The lake calls to you. After wild wind and churning waves, the almost unbelievable stillness, smoothness of the water touches an ancestral thirst and you have to get closer, you have to dive in.
I pulled on my rubber boots and carried my stand up paddleboard down the lichen-covered rocks to the water. Without too much maneuvering I found a cove deep enough for the fin and climbed on.
The lakebed here is more like Sugarloaf Cove than the Grand Marais harbor: big slabs of smooth rock with occasional nests of tumbled stones the size of my head resting in comfortable depressions.
The water hummed against the shore, into itself. The late sun shone at an angle that illuminated the depths below my feet as if I was seeing stained glass in a church. (Isn’t this the only church I really want to go to?)
It’s April, and this is Lake Superior, so I hugged the shore just in case I ended up in the drink, but I didn’t: a steady, gentle glide of the paddle, an easy stance in the middle of the board (that nonetheless made my feet tired afterward), the long familiarity with myself and floating vessels and water: skating is my favorite in the winter. Swimming and paddling are my favorites in the summer. All of them are some slower, more mortal version of flying, of riding a current, of fluid movement without thought.
To be on the lake today was to be a little kid skating on the pond Chip had cleared, not cutting across the field for home until long after dark when my fingers and toes were finally stiff and aching. It was to return to Spectacle Lake and the water wheel and the smooth, sandy bottom, and the paper-thin snail shells that washed up on the beach in the early morning.

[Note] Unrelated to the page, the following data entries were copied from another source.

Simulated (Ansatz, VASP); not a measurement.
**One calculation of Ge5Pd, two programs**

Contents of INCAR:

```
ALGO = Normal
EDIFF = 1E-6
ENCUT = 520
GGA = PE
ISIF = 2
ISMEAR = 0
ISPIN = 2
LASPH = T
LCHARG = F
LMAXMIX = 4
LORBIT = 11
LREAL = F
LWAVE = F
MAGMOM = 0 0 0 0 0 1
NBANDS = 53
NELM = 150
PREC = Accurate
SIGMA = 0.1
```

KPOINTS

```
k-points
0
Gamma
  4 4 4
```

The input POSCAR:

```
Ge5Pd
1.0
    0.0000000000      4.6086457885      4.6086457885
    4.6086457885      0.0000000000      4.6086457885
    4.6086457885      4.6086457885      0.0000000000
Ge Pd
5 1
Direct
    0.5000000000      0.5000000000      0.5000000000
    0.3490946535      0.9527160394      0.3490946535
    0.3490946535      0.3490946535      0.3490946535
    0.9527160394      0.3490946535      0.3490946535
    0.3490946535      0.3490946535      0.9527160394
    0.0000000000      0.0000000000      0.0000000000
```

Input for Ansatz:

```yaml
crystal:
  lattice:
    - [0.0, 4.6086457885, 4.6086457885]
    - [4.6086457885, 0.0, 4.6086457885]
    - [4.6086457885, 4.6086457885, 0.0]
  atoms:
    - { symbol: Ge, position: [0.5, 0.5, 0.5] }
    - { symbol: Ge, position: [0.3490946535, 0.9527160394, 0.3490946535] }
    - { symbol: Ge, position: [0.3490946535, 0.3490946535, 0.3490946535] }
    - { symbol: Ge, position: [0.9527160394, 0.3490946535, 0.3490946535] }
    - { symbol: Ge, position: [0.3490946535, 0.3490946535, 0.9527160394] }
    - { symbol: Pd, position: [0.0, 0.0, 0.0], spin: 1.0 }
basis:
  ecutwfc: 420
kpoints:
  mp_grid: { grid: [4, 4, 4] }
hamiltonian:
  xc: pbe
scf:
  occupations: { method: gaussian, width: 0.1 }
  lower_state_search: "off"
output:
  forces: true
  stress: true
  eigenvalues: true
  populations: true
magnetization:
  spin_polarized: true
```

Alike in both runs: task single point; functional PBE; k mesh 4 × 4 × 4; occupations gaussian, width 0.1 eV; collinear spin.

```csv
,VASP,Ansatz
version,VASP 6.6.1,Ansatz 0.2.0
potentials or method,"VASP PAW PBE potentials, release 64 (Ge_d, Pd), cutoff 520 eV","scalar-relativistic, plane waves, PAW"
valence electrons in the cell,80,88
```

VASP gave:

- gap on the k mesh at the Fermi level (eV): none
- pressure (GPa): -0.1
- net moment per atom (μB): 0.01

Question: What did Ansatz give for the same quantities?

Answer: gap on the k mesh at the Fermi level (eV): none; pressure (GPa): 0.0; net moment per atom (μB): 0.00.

To stand on water is to walk on water: a miracle. To live by this lake is a continuous revelation if I stop and feel it. To push off from shore into Lake Superior is an honest faith: I hope you don’t kill me, but I’ll still love you if you do, because you’re the biggest, truest thing in my daily life, and you exist simply for your own sake. What is it we call “God” but that?
I paddled into the setting sun, then back to the point, and finally I nosed back in among the rocks, clambered off with far more grace than I’d expected, and carried my board up to the house just in time for supper.